[Haskell-cafe] Modulo-foo equivalence classes in Haskell?

Chris Kuklewicz haskell at list.mightyreason.com
Thu Feb 1 07:31:22 EST 2007

Diego Navarro wrote:
> Watching the questions go by in #haskell, a still fuzzy but possibly
> pregnant idea popped up in my mind. Someone needed a nubBy function
> that returned an unique list modulo an arbitrary function foo. Well,
> in this case it wasn't arbitrary; he had a list of transposable
> matrices and wanted an unique list of matrices that couldn't be
> transposed into each other.

I have seen situations that I needed nub/nubBy.  But nubBy is O(n^2) and so I
tend to avoid it if I can.  If you can sort or sortBy then you can use (norep .
sort) or the "*By" versions.

-- | after sort or sortBy the use of nub/nubBy can be replaced by norep/norepBy
norep :: (Eq a) => [a]->[a]
norep [] = []
norep x@[_] = x
norep (a:bs@(c:cs)) | a==c = norep (a:cs)
                    | otherwise = a:norep bs

-- | after sort or sortBy the use of nub/nubBy can be replaced by norep/norepBy
norepBy :: (a -> a -> Bool) -> [a] -> [a]
norepBy _ [] = []
norepBy _ x@[_] = x
norepBy eqF (a:bs@(c:cs)) | a `eqF` c = norepBy eqF (a:cs)

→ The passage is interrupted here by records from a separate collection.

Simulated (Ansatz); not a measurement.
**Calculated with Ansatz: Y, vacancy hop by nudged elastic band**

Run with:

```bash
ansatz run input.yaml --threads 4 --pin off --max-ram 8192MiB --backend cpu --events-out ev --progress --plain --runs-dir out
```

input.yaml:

> I'm thinking there are many cases of fooBy functions that have to be
> constantly rewritten, and also a lot of ugly code by having to
> constantly add the modulo clauses (like in modular arithmetic).
> I'm inexperienced with type classes -- I've only done the simplest
> types and /some/ fundeps -- so I'm wondering what would be the
> clearest, most general way of having a Modulo-foo Eq class that could
> be parameterized with a function.

You have a type X and it already has an Eq instance.  But you want to (nubBy
foo) a list [X].  You could use a newtype:

newtype Y = Y { unY :: X }

instance Eq Y where (==) = foo

nub' :: [X] -> [X]
nub' = map unY . sort . map Y

> The "transposable matrix" example
> shows how this could be useful for (some limited form) of data
> compression, but it could make some other forms of "algebraically
> modular" (this is not a proper term, it's me trying to get thoughts
> across) business rules, of which modular arithmetic is a special case.
> Uh, I've probably not expressed myself well enough; I hope I have a
> shot at trying to explain myself better if questions come up.